Spicy Pearl Barley and Lentil Soup
- Flavoured with Indian and European herbs and spices.
- A meal in itself, with barley and lentils!
- Serves 4 people.
Half a cup of pearl barley. Pearl barley is similar to pot barley, but has some of the husk polished off. You can use pot barley too, but it will take slightly longer to cook.
1 cup of lentils. Here, we used red split lentils, but you can also use chana dal.
1 teaspoon of asafoetida. Asafoetida is a misunderstood spice. It has a flavour similar to a cross between onions, garlic and herby sausages! It has a very strong flavour when raw, but once cooked, the aromas become mellow and it adds a real depth to any spicy meal.
A sprinkle of crushed chillies to add a little heat to the dish. Be as generous as you like, depending on taste.
1 teaspoon of cumin powder. Together with the asafoetida, this gives the soup an almost curry-like flavour, but it is still reassuringly soup-like.
A generous sprinkle of oregano. This offsets the spiciness a little with a little more herby goodness.
A generous sprinkle of parsley.
A sprinkle of cracked black pepper.
A drizzle of olive oil for cooking in the saucepan.
- 2 carrots, chopped.
- 2 sticks of celery, chopped.
- Soak the barley overnight.
- Find a medium-sized saucepan with a lid.
- Drizzle some olive oil into the saucepan and bring to a high heat.
- Fry the asafoetida in the olive oil for a few seconds.

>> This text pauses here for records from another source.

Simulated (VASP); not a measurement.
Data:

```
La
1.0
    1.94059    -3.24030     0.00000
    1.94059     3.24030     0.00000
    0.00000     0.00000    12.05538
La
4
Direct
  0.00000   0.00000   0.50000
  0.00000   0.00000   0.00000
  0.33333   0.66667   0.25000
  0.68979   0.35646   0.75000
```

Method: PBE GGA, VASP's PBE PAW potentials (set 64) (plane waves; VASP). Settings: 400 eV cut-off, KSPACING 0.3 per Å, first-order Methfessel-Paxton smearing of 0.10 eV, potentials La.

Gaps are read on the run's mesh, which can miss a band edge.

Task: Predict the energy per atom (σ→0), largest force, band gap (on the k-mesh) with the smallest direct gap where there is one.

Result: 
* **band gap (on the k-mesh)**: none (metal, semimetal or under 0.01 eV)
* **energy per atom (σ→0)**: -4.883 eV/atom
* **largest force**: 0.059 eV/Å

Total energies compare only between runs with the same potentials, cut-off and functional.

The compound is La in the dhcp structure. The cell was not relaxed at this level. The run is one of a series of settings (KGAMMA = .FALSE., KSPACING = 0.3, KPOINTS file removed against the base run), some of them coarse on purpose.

- Immediately add the carrots and celery, and cook for around half a minute.
- Add the rest of the ingredients, together with around 3 pints of water.
- Bring the pan to the boil, then lower the heat to a simmer.
- Put the lid on the pan, and simmer for half an hour, stirring occasionally.
- Serve, and sprinkle a little more parsley over the top.